Rose Mary Braithwaite, who has died aged 98, devoted much of her life to the care of delinquent children.

She became one of the first batch of probation officers appointed when the Home Office took over the service in 1939, a post she was moved to take up as she later put it, “because I wanted to work with children, particularly naughty children”.

With the dark clouds of war gathering over Europe, Ms Braithwaite was evacuated from London along with two million children.

The Highgate pensioner told the Ham&High in an interview in 2007: “The authorities sensibly knew the children, being uprooted from their homes, would get into trouble so they seconded me and other officers to country areas.

“Probation was different during the war, nowadays you expect people to come out and visit you but you couldn’t have a child come and visit you in case there was an air raid.

“So I had to go to them when they were all down in the bomb shelters. They also took down all the road signs to bamboozle the Germans in case they invaded but it just bamboozled me. It was a very disruptive time.”

Her work was pioneering at a time when few women were able to break into the professions.
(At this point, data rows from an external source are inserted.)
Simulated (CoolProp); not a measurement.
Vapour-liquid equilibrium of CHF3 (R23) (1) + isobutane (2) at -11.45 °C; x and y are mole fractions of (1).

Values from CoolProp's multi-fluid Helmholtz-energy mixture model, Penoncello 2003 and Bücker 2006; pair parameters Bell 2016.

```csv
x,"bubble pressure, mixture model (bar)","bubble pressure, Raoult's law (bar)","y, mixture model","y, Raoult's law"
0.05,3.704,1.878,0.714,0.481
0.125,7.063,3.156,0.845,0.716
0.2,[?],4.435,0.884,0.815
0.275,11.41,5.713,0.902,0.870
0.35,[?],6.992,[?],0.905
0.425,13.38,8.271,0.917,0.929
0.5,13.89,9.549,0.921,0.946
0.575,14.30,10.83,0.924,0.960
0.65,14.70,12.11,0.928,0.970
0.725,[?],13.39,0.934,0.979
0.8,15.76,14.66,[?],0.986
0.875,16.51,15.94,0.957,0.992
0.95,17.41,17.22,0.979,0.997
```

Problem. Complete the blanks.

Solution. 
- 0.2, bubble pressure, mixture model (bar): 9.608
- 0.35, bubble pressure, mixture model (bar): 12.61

Ms Braithwaite grew up in South End Road, in Hampstead and moved to Highgate in 1956, first living in Southwood Lane and later Cholmeley Lodge, where her boundless energy and dedication to helping the disadvantaged won her many friends.

Throwing herself into charity work, she became a founder member of the Highgate -based Harrington Scheme, which provides young adults with learning difficulties with horticultural and gardening training.

Naomi Moskovic, a neighbour in Cholmeley Lodge, in Cholmeley Park, said: “She was a really part of Highgate community. Everybody knew her.

“I remember, last year I arrived to pick her up from the Fair in the Square and explained to someone working there that I was putting up a blue badge because I was picking up an elderly person.

“As soon as I mentioned it was Rose Mary Braithwaite they immediately rushed off to find her. That was the effect she had on people. She made an extraordinary contribution to community life.”

Rose Mary Braithwaite was born on May 8, 1914. She suffered a stroke last October and spent her last months in a nursing home in Suffolk tended constantly by her loving nephews Alan and Richard. She died on May 12.